Learning rate warm-up with SGD

gamebo5000 · July 16, 2020, 5:20pm

I am looking for a way to do Epoch warm-ups/ learning rate warmups with SGD, but I can’t find anything useful. The best thing I could find was this site: https://github.com/Tony-Y/pytorch_warmup but this is for ADAM and I am looking for a way to do this SGD. can someone point me in the right direction?

ptrblck · July 19, 2020, 4:53am

Have you tried using this package on other optimizers?
And if so, do you get an error? From the docs I cannot see that it’s only limited to Adam or any other optimizer besides this special warmup for RAdam.
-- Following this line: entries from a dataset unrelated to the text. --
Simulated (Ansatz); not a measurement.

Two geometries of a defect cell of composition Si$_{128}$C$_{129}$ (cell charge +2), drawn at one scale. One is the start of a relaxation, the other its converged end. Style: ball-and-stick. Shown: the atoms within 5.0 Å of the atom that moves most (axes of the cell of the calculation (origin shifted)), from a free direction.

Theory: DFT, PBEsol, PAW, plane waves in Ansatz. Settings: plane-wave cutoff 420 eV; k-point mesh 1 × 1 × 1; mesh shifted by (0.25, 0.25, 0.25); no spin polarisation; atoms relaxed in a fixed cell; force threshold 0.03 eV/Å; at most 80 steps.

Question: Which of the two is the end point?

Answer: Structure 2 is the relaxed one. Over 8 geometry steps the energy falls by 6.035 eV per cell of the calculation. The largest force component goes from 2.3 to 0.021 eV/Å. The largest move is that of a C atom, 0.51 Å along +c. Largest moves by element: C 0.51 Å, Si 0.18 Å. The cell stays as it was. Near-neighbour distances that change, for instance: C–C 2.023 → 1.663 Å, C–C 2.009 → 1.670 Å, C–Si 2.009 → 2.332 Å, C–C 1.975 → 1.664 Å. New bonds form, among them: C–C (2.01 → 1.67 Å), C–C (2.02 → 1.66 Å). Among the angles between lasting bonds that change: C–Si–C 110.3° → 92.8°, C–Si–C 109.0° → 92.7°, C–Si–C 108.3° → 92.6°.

slyviacassell · January 22, 2021, 3:57am

Hi, I think you may miss this description of pytorch_warmup in the docs:

The warmup factor depends on Adam's `beta2` parameter for `RAdamWarmup` . Please see the original paper for the details.

The author says that the implementation depends on the parameter of Adam. So I think pytorch_warmup cannot be used for SGD optimizer. Maybe I will check the code for more details when I am free.

developer0hye · February 14, 2022, 1:07pm

Refer my project to easily use learning rate warmup method!

Mole_m7b5 · April 17, 2023, 1:37pm

The Untuned warmup methods rely on Adam’s beta parameter. But if you just use the standard linear or exponential warmup, where you specify the number of warmup sets, I believe this can be used with any optimiser.